Pictures and lots of them. If I update the blog during the week, it's usually late in the evening and it's really a major hassle to get the camera, download to the laptop, upload to Blogger, "unpublish" all the pictures, then incorporate them into the actual post. For some reason, Hello publishes one picture at a time. I'd prefer to publish multiple pictures in a single draft post, then modify it. Oh, well...
Anyway, this was the view from Kirkridge:
Kirkridge is located near Pen Argyl in northeastern Pennsylvania, not too far from Delaware Water Gap. It's very secluded and is the perfect location for a retreat, secular or otherwise. The Appalachian Trail runs through the property, giving knitters the opportunity to exercise a different set of muscles, should they so choose. However, the trail tends to be steep in places and quite rocky, so hiking boots are highly recommended.
Here are some of the intrepid knitters:
All are quite happy because they just figured out what was wrong with sample they were working on.
Gina knit this at the beginning of the retreat:
Can you guess what it is? A Willy Warmer, destined for a lucky co-worker who was giving her no end of grief for going to a knitting workshop. If you would like to knit one up for that special man in your life, you can get the pattern here.
As I mentioned in a previous post, we learned a lot of techniques that were new to me: backwards knitting, intarsia, entrelac, domino and modular knitting, and Fair Isle. I doubt that I'd be able to learn the majority of these techniques from a book, unless the book was heavily illustrated. Having instructors who can watch what you're doing, analyze it, and correct it if necessary are worth their weight in gold. And Susan and Jill are excellent instructors...they manage to keep a class that has novices as well as experienced knitters running smoothly.
Here are the samples that I knit:
Clockwise, from the left:
--Mitred corner with bands
--Intarsia square joined by a three-needle bind-off to two mitred squares
Given the newness of the techniques and the fact that I haven't been knitting for that long, I'm pretty happy with the way the pieces turned out. The tension is fairly even and there aren't too many mistakes, except in the Fair Isle sample. For some reason, I kept reading the chart backwards, going from right to left when I should have been going from left to right, and vice versa.
One very nice feature at the retreat was that Susan brought the travelling version of her yarn shop. As the week progressed, the yarn stock depleted. I thought I was going to get away without doing to much damage, but then I got "inspired" and bought this:
It's hand-painted pima cotton yarn, color Elizabeth Blackwell. It's destined to become this, most likely as a Christmas gift for someone (unless I decide I just can't bear to part with it!)
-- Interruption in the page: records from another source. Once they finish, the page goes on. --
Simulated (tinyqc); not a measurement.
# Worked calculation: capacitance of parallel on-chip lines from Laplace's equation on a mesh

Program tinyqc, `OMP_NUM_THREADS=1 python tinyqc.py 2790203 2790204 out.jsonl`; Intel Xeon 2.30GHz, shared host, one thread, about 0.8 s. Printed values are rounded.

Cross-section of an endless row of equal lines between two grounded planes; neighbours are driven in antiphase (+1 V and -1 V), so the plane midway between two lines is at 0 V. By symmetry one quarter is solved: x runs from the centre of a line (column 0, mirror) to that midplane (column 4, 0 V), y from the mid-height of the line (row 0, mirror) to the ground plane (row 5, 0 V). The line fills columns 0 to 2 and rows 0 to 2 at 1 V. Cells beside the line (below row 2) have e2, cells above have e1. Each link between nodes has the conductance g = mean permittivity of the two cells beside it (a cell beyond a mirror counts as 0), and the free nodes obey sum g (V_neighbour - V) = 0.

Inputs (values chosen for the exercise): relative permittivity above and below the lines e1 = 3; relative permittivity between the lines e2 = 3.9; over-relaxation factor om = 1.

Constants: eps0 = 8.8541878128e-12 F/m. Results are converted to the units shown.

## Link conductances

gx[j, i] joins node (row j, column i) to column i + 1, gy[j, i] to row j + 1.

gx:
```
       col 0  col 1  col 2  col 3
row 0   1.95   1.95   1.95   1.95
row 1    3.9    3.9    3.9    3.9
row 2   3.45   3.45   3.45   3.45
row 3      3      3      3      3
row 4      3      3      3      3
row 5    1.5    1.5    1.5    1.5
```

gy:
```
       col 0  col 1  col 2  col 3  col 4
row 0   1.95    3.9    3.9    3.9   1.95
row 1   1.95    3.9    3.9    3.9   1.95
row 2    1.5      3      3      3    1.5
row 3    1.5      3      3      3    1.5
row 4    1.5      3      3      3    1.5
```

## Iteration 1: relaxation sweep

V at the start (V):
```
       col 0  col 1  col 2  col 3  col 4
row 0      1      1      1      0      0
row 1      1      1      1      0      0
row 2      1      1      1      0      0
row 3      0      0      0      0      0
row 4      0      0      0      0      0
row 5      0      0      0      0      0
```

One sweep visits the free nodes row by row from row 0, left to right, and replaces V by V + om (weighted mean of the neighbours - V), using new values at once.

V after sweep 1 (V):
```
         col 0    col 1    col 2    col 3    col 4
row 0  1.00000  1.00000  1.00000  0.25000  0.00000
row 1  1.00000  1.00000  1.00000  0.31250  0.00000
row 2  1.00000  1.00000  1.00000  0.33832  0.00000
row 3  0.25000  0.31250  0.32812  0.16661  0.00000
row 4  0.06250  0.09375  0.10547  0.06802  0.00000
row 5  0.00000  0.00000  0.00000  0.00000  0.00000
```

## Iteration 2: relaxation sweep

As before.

And then I got inspired some more and got these:
The Suede is destined to become a poncho for a Christmas gift; the soy silk and Malizia will become a shawl for me, and the Rio will be my first design attempt. It told me that it wanted to be a sleeveless shell when it grew up. I've got the design sketched out and have started a swatch to get the gauge and the stitch pattern worked out. Next step is to do the math and write the pattern. Much easier said than done. Look for the completed garment in the next couple of years.
And speaking of completed garments, check this out!
The socks are complete! And the best part? They match, mostly. The part where the striping got a little off will not be noticed by most people. I mean, really? How many people are going to inspect the toes of your socks to see if the stripes match? And no, knitters are not "most people."